Bache was born in Mannheim, Germany, the son of Aston Villa and England footballer Joe Bache who was coaching in Mannheim following his retirement. Towards the end of World War II David joined the Austin Motor Company as an engineering apprentice. When he had finished his apprenticeship he moved to Austin's design office.
In 1954 Bache moved to Rover in Solihull, becoming Rover's first ever stylist, 'stylist' was used at the time to differentiate the role from that of design engineer. His first task was to update the Rover 60, 75 and 90 models. He raised the boot height and enlarged the rear window. A year later he modified the frontal treatment strengthening the detail and the new David Bache styled cars lasted ten more years with a very minor alteration to the grille inset.
He was also responsible for giving the Land Rover Series II a more domesticated appearance than its more agricultural predecessor. The revised shape, completed in just six weeks lives on today, little changed, in Land Rover's Defender.
The shape of cars was changing dramatically during the 1950s as soft rounded curves gave way to straight lines and sharp corners. Improvements in construction enabled engineers to dispense with a separate chassis, allowing passengers to sit lower in the vehicle. The development of curved glass also gave stylists new opportunities. A visit to the 1955 Paris Auto Show would have a profound effect on Bache's style vocabulary. He was very taken with the revolutionary new Citroen DS, as well as the imposing Facel Vega. Other influences were the Italian coach-builder Ghia's designs for Chrysler, and work of Pininfarina, who had been commissioned to produce a coupé and convertible on the Rover P4 chassis prior to Bache's arrival.
Bache created the shape for the P5, then expected to be a smaller, higher volume model of a similar size to the current Ford Zephyr. Bache's first attempts were distinctly modern and anticipated generous use of chrome fittings. It did not please Rover Managing Director Maurice Wilks who, before Bache's arrival had closely overseen all styling. "It's a head turner", Wilks explained, "The Rover Company don't make head-turners. We like to make vehicles which pass unobtrusively and are not noticed." Bache went back to the drawing board and came up with something more like an evolution of the P4. But after a full-size mock-up for the P5 was completed, Wilks changed direction. The success of the Land Rover, originally intended as a stop-gap model to help Rover's exports after the war, meant all available space in the Solihull factory was being taken up with meeting this demand. There simply was no room for a new high-volume model. The decision was taken in 1956 to make the P5 a larger lower-volume car. Bache's started again, and produced an imposing unfussy design. The straight line running from the top of the front wing to the rear and slab sides are reminiscent of the Facel Vega, as was the wrap-around front windscreen. It is a tribute to Bache's vision that while the P4 went through at least three facelifts, the shape of the P5 remained unchanged for fifteen years.

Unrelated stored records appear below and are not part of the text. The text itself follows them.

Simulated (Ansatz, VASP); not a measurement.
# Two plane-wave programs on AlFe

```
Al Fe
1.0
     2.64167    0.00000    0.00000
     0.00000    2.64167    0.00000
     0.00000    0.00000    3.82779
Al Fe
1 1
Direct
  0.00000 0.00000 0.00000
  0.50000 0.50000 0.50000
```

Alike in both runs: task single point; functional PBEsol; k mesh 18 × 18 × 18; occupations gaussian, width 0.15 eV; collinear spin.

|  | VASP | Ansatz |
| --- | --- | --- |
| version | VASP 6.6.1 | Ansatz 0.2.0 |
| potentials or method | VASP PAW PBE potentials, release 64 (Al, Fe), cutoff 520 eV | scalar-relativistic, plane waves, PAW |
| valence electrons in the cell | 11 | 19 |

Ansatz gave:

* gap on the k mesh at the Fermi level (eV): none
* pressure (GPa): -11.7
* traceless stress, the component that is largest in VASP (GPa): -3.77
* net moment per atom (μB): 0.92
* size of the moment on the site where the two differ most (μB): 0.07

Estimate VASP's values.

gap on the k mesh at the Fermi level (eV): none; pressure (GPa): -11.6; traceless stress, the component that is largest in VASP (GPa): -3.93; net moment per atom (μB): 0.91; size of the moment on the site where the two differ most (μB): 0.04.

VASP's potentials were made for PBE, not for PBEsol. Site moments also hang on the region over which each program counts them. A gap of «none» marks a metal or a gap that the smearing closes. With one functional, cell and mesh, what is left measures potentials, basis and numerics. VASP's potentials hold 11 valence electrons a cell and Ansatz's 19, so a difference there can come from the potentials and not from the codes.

With his 1963 Rover P6, Bache broke new ground not only with its external styling, but with its imaginitive interior styling too, including an "open plan" dashboard and individual rear bucket seats.
Bache's design for a big Rover saloon to compete with Jaguar's XJ6 was cancelled at the last moment. A mid-engined coupé prototype was also cancelled.
A period of unrest in the British car industry began and Rover was absorbed, first into the Leyland Motor Corporation and then into British Leyland (BL). This upheaval resulted in the cancellation of the big Rover and the coupé projects that Bache was involved with.
Bache had a hand in the styling of the Range Rover that was launched in 1970, although the basic lines had already been defined by Spen King and Gordon Bashford. David Bache smoothed the prototype's functional lines and must share in the credit for the car's award-winning design.
Bache's final Rover was the 1976 SD1 - the replacement for his P6. It was notable for its ground-breaking five-door hatchback design on a large executive car and its bold interior, winning the 1977 European Car of the Year award. Its success was hampered by BL's notorious production and reliability problems.
After being forced to resign from his post by newly installed BL chief Harold Musgrove in 1982 following disagreements over the yet-to-be-launched Austin Maestro, and his replacement by Roy Axe, he set up his own design company, David Bache Associates which worked outside the motor industry as much as inside it.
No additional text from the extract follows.